Court dismisses husband seeking quick divorce to marry new partner and escape wife's R150,000 maintenance
The South Gauteng High Court in Johannesburg has refused an application by a husband seeking an immediate divorce without first resolving the division of a substantial joint estate, holding that a marriage in community of property cannot be dissolved independently of its proprietary consequences.
The applicant, identified in court papers as TSY, approached the court asking for a separation of issues in his long-running divorce from his wife, LEY.
The couple married in 1989 in community of property and share a single joint estate. Although they separated in 2011 and both agree that the marriage has irretrievably broken down, disputes over maintenance and the division of assets have stalled the proceedings since 2024.
LEY counter-claimed for maintenance to the tune of R150,000 every month, which was to be index-linked and adjusted accordingly each year. She also sought the appointment of a receiver and liquidator to divide the joint estate. TSY denied that LEY was entitled to any maintenance and opposed the appointment of a receiver and liquidator.

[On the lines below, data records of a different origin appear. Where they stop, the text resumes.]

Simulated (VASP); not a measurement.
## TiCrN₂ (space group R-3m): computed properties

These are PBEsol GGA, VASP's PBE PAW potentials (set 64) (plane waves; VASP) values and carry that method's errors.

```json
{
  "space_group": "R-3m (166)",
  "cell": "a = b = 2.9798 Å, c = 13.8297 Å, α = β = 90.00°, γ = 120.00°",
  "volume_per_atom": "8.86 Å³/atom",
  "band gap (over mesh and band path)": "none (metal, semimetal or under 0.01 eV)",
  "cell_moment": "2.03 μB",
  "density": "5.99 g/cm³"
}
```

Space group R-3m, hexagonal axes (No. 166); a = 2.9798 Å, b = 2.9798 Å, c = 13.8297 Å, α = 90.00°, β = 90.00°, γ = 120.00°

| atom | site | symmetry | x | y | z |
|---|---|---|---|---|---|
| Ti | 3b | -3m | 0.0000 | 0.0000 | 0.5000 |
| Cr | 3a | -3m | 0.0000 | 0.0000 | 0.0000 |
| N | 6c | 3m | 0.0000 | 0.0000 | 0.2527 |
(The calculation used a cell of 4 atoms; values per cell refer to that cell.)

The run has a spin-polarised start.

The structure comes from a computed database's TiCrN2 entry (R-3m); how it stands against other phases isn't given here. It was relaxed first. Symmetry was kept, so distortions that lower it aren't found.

TSY argued that the court should grant an unopposed decree of divorce immediately and postpone disputes over maintenance and the division of the joint estate to a later stage. He told the court that he has lived with a new partner since 2011, has two children with her, and wishes to remarry without being “shackled to a dead marriage”.
However, Judge Stuart David James Wilson rejected the request, finding that the dissolution of a marriage in community of property is conceptually inseparable from the division of the joint estate. Unlike marriages out of community of property, Wilson said, there are not two estates to disentangle but a single undivided estate jointly owned by both spouses.
“In a marriage in community of property, each party owns an undivided half-share in the joint estate by operation of law,” the judge held. “There is no meaningful sense in which that estate can survive a decree of divorce.”
The court distinguished earlier cases relied on by TSY, noting that they involved marriages out of community of property or accrual systems, where financial claims could be postponed because they amounted to personal monetary claims rather than co-ownership of assets. In contrast, LEY’s claim was to ownership of half of nearly all the assets in the joint estate.
Judge Wilson also rejected the argument that a divorce could simply establish a “strike date” for valuing the estate, finding that such an approach does not address the fundamental issue of dividing joint ownership.
Beyond conceptual concerns, the court found that separating the divorce from the proprietary issues would be inconvenient and potentially prejudicial—particularly to LEY. The judge noted that there is legal uncertainty about whether a spouse can still claim interim maintenance after a divorce decree has been granted and warned that granting a divorce first could undermine LEY’s ability to secure financial relief.
The court further expressed concern about unresolved disputes over trusts allegedly controlled by TSY, which LEY claims may form part of the joint estate. Granting a divorce before those assets are identified and valued, the court said, could weaken LEY’s position and incentivise non-disclosure.
While acknowledging TSY’s frustration with delays, the judge emphasised that procedural mechanisms exist to compel progress in the divorce action, including pre-trial conferences and striking out non-compliant pleadings.
Ultimately, the court concluded that neither convenience nor fairness justified the separation sought by TSY.
“The fusion of the parties’ estates is inseparable from the marriage itself,” judge Wilson held, dismissing the application and leaving the divorce proceedings to continue with the division of the joint estate unresolved.